A heady combination of timber work in the woods and a very nervous Alsatian having closed off the usual haunts, Lyra and I have been varying our routes.
On Wednesday we took a windy walk round by the river. In the garden of the last house there is a magnificent pirate ship. We have watched it evolve from a few planks and poles over the last year or so with complete fascination. There have been no pirate sightings thus far, but I live in hope. Lyra has little truck with boats though, and dragged me on. Long grass and a headwind is her idea of perfection and she was beside herself with excitement, rolling in suspicious heaps of cut grass, making nests and generally running about like a loon.

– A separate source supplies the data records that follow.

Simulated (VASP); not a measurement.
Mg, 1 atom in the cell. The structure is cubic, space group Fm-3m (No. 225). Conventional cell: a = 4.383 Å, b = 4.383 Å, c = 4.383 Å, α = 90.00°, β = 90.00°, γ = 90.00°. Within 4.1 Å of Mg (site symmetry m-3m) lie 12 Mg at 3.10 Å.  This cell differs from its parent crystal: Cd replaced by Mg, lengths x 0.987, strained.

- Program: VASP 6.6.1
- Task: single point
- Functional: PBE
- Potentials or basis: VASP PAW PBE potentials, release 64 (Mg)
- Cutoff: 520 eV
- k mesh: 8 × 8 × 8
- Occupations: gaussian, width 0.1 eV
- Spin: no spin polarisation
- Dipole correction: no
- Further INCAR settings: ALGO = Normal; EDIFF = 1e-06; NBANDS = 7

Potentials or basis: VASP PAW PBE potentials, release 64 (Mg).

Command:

In the week or so since we were last there the comfrey has grown a full foot. There are giant velvety mounds everywhere, with flowers of every hue from pale blue to dark crimson. Red campion is billowing out from under the hedges and ditches and, under the trees, I found some pink stitchwort (last spotted in Selkirk and I was beginning to think I had imagined it as I hadn’t seen any since. I think the leaves are slightly larger than the white stuff but must look again to check). There are also lots of drakes, and only a few ducks, on the river so I’m thinking we may have ducklings before too long.
Lyra and I returned to the fields to the southeast today. Walking past the little wood I was struck by a most peculiar bird call. For all the world it was like an old fashioned typewriter. Furious clicking, then a long whirr (as the bar was whisked briskly back into place) and a terminal “ping”. Presumably the annual notice advising all birds to keep out of focussing distance AT ALL TIMES was being prepared.
Lyra and I pressed on. Interestingly, she still seems quite unsure of the route (despite this being our regular round trip last year). She would tiptoe to the edge of the ditch and peer in, but wouldn’t risk crossing to the thicket opposite – even when she startled a young deer and a couple of partridge. The hares though are another matter. These must be chased. I had been thinking that there were fewer hares than usual about this year, having only spotted a couple out driving, but I think it may just be that I’ve been in the wrong places. Just as we got to the second big field Lyra and I both spotted two tell tale black tipped ears poking up above the wheat. After a spirited chase across the field, Lyra keeping up and even gaining slightly, the ears disappeared. As Lyra stood looking around in bemusement they reappeared behind her and tanked off back in the opposite direction. The chase recommenced, Lyra now falling back slightly. Again, the ears vanished briefly only to reappear behind her going flat out towards the far hedge. Rinse and repeat….After 4 sprints from hedge to fence and back again the fluffy one was flagging. She started poking in the fence bottom next to the road in a desultory manner and I speeded up to get to the gate first, lead in hand. As it happened, the hare beat me to it and loped through the gate in a relaxed manner just before me, tipping its ears jauntily. Consolation for the disappointed fluff ball came in the form of a gravy bone……
In other news, the season for baby bird rescue has commenced in earnest. Two early morning rescues so far. One from the laundry pile and one from a slipper. They had taken refuge after escaping the moggies I expect. No need for an alarm it seems – there is a regular 7 am cheep.